Do you create business or just fulfill it? Look at your pipeline…where do your deals mostly come from? Referrals? Referrals are good, however, there just aren’t enough of them. When the economy is weak, companies cut back on expansion, decision making moves higher up the ladder, and sales cycles lengthen. Only those who are able to create business can experience long term success in this type of market.
The 5% Rule
Michael Bosworth, back in 1995, wrote, “Assume 5% of the people you might call on are in the market for some new thing (in our case, new technology), the remaining 95% don’t perceive they have a need” (Paraphrased of course). But they do have needs, they just don’t know what they are, or feel they are impossible to solve right now. The average sales person is going after that 5% group, and it’s crowded! The competition is fierce.

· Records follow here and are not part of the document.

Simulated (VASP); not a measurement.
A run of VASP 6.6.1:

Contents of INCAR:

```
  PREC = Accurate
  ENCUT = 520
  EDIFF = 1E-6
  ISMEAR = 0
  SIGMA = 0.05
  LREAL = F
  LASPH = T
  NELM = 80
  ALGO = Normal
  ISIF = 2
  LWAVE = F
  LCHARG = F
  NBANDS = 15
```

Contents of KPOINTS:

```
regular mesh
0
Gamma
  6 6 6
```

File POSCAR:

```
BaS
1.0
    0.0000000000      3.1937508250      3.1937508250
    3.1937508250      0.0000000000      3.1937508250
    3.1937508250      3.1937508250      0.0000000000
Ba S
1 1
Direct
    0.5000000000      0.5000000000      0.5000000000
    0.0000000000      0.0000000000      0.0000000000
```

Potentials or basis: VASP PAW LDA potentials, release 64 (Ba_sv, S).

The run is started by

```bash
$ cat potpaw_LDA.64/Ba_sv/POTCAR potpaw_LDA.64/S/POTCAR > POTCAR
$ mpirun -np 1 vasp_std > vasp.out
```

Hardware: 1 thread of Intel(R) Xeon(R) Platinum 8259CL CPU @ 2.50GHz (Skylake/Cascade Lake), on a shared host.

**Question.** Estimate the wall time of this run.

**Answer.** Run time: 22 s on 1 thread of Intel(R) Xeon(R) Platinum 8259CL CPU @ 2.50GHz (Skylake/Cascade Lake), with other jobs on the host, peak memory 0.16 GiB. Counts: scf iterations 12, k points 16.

Creating business means, going after the 95%. The creative sales person gains access to buyers who don’t know they have a need, and then demonstrates that need with compelling justification and a track record to prove they can fulfill what they’re talking about. Security is just one area that is predictably needed in every account. Most companies are doing the wrong things, and security issues are going unaddressed. But how do you find these people, and what does it take to move them forward?
The Value Proposition
We’ve been lied to. We’ve been lulled into thinking people want great technology features; the latest gadget (Unfortunately, the latest gadget sells for about $500 and is made by Apple, which you probably don’t sell). But they don’t. At least the economic buyers don’t (well, maybe they do want an iPad). They want strong businesses, profitable businesses, efficient businesses, and secure businesses. The “value proposition” must focus on real business value, and that means you’re addressing real business issues. As you’re planning for next year, start thinking through your message, your selling strategy, and what you say in your meetings, especially those early meetings while introducing your company. Is your message unique? Compelling? Interesting? And are you getting in front of people who can make a decision? Are you getting demoted back down to non-decision makers after a first meeting? Be honest with yourself. If you’re answers are, “Not very unique” and “Not associating with higher level managers”, your messaging and positing are likely central to the problem. From there, you need a way to reach the 95%. And that means getting the message out. Events, social networking, educational presentations,…there are numerous ways to do it. So, bottom line; first you must have a message built to stimulate action, then a means to take it to market. This is the foundation of your 2011 sales strategy.